Iran will spend up to $4.8 billion from its sovereign wealth fund to develop its oil and gas fields
A proposal approved by Iran’s parliament Tuesday will allow the country to draw on its sovereign wealth fund in order to develop its oil and gas industry. The proposal will allow Iran to draw up to $4.8 billion from the fund to help cope with falling oil prices as the country tries to attract new business.
The sovereign wealth funds will supplement other budgetary allocations for the sector as Iran looks to modernize its oil fields and aging energy infrastructure, reports Reuters. “Members of parliament gave permission to the National Development Fund to pay $4.8 billion into bank deposits for use in expansion projects at combined oil and gas fields,” state news agency IRNA reported on Tuesday.

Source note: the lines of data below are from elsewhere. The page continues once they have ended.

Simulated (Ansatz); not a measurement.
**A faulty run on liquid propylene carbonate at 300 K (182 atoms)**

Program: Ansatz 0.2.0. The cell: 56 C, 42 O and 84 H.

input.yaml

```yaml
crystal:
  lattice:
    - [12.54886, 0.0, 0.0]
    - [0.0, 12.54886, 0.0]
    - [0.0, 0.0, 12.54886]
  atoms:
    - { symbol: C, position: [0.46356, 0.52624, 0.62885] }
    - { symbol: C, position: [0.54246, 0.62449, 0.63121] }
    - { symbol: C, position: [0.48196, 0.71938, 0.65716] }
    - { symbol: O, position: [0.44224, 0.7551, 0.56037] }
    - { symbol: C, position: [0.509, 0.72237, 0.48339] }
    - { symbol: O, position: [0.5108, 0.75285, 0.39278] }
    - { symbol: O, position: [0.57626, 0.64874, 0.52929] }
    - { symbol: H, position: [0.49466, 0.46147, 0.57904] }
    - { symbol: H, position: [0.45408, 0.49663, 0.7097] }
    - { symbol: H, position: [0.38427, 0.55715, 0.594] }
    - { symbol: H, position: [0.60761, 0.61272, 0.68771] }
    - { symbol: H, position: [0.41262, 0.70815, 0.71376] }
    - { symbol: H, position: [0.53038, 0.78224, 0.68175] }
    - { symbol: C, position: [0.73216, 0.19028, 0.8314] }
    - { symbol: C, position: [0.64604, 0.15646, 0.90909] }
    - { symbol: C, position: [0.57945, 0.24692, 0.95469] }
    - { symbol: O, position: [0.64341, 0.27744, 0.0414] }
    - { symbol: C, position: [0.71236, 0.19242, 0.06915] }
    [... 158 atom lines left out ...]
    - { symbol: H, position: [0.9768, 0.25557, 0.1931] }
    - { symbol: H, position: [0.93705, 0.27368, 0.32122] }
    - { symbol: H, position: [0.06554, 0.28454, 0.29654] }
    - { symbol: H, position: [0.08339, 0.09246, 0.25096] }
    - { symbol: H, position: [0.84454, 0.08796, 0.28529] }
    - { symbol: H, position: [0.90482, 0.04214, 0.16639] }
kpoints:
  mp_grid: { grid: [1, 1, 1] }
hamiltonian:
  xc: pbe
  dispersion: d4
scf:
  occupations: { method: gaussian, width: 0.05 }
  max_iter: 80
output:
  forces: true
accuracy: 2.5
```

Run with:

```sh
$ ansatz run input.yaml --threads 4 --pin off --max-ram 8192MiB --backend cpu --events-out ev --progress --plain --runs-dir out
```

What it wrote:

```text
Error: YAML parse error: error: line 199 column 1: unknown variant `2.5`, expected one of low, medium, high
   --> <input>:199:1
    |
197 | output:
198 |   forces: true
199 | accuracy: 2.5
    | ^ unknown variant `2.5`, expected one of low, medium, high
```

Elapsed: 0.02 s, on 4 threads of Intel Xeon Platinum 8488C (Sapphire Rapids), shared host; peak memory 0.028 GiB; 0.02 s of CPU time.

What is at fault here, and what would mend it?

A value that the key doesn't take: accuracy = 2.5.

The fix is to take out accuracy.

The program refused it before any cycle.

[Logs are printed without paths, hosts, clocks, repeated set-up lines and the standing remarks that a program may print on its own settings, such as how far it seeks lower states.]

Iran’s National Development Fund is worth about $62 billion, according to the Sovereign Wealth Fund Institute, which tracks the industry. Some of Iran’s assets may be frozen by international sanctions imposed over Iran’s disputed nuclear program.
Iran looks to attract investors despite sanctions
The low oil prices and international sanctions against Iran are straining the country’s budget. The Iranian government slashed its 2015 oil price assumption to $40/bbl from $72/bbl last month. Earlier estimates from the IMF and Bloomberg put the breakeven price for Iranian oil at $130/bbl and $143/bbl, respectively.
Iran is currently in talks with world powers to resolve the dispute over the country’s nuclear program and lift sanctions. To prepare for such an agreement, Tehran has started circulating new draft oil contracts to foreign firms to attract business in the event that sanctions are lifted, reports Reuters.
The new contracts will offer more favorable terms than those offered before sanctions were put in place. “The new contract is more competitive than other oil producers,” a senior Iranian oil ministry official said. “It provides higher potential profits and lower investment risks.” The new contracts will offer long-term durations of up to 25 years, a favorable rate of return and joint venture options with local Iranian firms, the official said.